About
Honours, B.A., Near and Middle Eastern Civilizations, Anthropology, History (Caribbean), University of Toronto
MMSt, Master of Museum Studies, Faculty of Information, University of Toronto
Annissa Malvoisin received her PhD from the University of Toronto in the Department of Near and Middle Eastern Civilizations (2024). She specializes in ceramic studies and researches the inter-regional relationships between the Nile Valley and West Africa via the Meroitic pottery trade industry. Her dissertation Through the Sahara, Across the Red Sea: Trade Networks of Meroitic Fineware and their Impact on Modern Museum Collections is a tripartite and interdisciplinary analysis that incorporates Egyptian archaeology and Nubian archaeology, West African archaeology (specifically of Nigeria, Mali, and Ghana) and Museum Studies in order to investigate object biographies through the archaeological record and how these biographies influence the understanding of objects in museum collections. Within Egyptian archaeology and Nubian archaeology, this project aims to dismantle the problematic construction of studying Egypt and Nubia in a specific microcosm that often strictly includes the regions of the Eastern Mediterranean and West Asia by expanding the study of regional connection through the re-analysis of trade routes, the re-analysis of museum displays, and using pottery as a material case study.
Major: Egyptian Archaeology
Minor: Nubian Archaeology
Minor: Middle Egyptian (Hieroglyphics)
Malvoisin is a curator and scholar of ancient African history with particular research interests in a globalized ancient world through the study of material culture and trade and from the perspective of African regions. Additionally, her scholarship contributes to understanding practical methods of rethinking outdated display frameworks that have settled into curatorial practice. While recognizing the valuable contributions of well-known and established art practitioners, Malvoisin has a keen interest in working with emerging artists.

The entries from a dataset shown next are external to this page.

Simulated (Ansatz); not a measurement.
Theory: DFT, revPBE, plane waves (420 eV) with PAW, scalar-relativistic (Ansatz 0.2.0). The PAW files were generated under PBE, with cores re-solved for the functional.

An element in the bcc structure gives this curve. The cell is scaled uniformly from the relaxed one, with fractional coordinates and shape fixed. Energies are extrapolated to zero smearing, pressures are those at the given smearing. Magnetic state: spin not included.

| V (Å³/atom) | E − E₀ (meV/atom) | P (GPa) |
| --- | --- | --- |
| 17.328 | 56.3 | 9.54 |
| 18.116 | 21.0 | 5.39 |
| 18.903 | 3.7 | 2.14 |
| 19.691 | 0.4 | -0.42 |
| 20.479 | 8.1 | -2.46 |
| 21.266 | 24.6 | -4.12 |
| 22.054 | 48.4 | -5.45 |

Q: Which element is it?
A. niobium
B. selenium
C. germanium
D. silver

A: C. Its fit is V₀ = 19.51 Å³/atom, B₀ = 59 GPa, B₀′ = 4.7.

Malvoisin has worked on the collections of Global Africa and Egypt and Nubia at the Royal Ontario Museum and as a ceramicist for the Bioarchaeology of Nubia Expedition at Arizona State University. She is an experienced archaeological ceramicist and trained in archaeological practice. She sits on the board of the Council for Museum Anthropology and is a founding member of the William Leo Hansberry Society. Malvoisin is the Exhibition Reviews Editor for North America at African Arts.